Consumer spending accounts for 70% of GDP and forms the core of US economic activity. The retail sales outlook models show that retail spending is forecasted to remain strong through the end of 2023 and into 2024. These models have been trained over a twenty-year data period, and the performance of the models are in the mid and high 90% range in the 3 and 6 month time frames. According to our current outlook, retail spending will grow by 2.5% in Q3 (when final figures are released) and 2% in Q4. For the full year 2023, that would put growth at roughly 6.7%. For 2024, the retail sales forecast remains firm, but growth slows to 3.59%. The long-term curve shows retail sales setting new highs in 2024.
The interesting component of what the models are “seeing” is that there is no consumer recession. There are no soft periods in the forecast for now. Job openings remain high, unemployment is low, wage growth is stable at 4.1% (if not too hot), and inflation is cooling. All of those factors would feed consumer income and fuel spending. Offsetting that is of course higher interest rates for interest-bearing purchases, higher debt loads for middle- and lower-income households, and weaker consumer sentiment currently.

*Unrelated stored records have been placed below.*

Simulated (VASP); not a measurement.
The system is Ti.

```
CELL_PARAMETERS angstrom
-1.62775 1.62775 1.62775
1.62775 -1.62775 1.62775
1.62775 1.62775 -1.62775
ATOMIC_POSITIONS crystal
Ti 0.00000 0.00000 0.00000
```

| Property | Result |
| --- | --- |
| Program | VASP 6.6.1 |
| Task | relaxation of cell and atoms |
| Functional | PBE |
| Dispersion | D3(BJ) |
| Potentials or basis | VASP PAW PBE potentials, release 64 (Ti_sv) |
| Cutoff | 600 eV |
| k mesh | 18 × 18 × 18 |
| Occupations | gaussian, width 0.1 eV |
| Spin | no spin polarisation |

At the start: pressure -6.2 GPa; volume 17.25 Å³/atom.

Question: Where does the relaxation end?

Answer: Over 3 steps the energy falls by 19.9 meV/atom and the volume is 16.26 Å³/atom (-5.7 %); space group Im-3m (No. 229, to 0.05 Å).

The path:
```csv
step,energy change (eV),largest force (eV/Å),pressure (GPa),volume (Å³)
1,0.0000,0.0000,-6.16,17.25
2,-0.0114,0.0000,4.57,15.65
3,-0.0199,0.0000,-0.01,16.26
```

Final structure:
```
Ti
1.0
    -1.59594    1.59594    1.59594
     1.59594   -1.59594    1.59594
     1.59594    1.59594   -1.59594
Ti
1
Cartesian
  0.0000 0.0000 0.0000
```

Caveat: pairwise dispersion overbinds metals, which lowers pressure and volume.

The outlook for overall US Industrial Production in Manufacturing (IPMAN) includes both durable and non-durable goods. This month’s model showed some slight softening in the tail-end of the curve with the second half of 2024 coming in weaker under a new set of scenarios. The model is now showing full-year 2023 growing at 3.97% in manufacturing (2.03% last month). The 2024 outlook improved slightly but remains weak with the full year contracting at an estimated 2.18% Y/Y rate (2.07% last month. This view strips out the utilities and mining portion of industrial production and focuses solely on manufacturing activity. The longer-term view is still showing a more moderate dip on a historical basis (an even shallower recession), but overall production appears to stay just below the long-term trendline. These models are updated monthly and there appears to be a downside bias in the data for the second half of 2024. Keep in mind that the IPMAN model includes both durable and nondurable goods categories. Some durable sectors are seeing strong new order demand, while some non-essential / non-durable and durable categories are weaker. Defense spending will also positively affect total demand.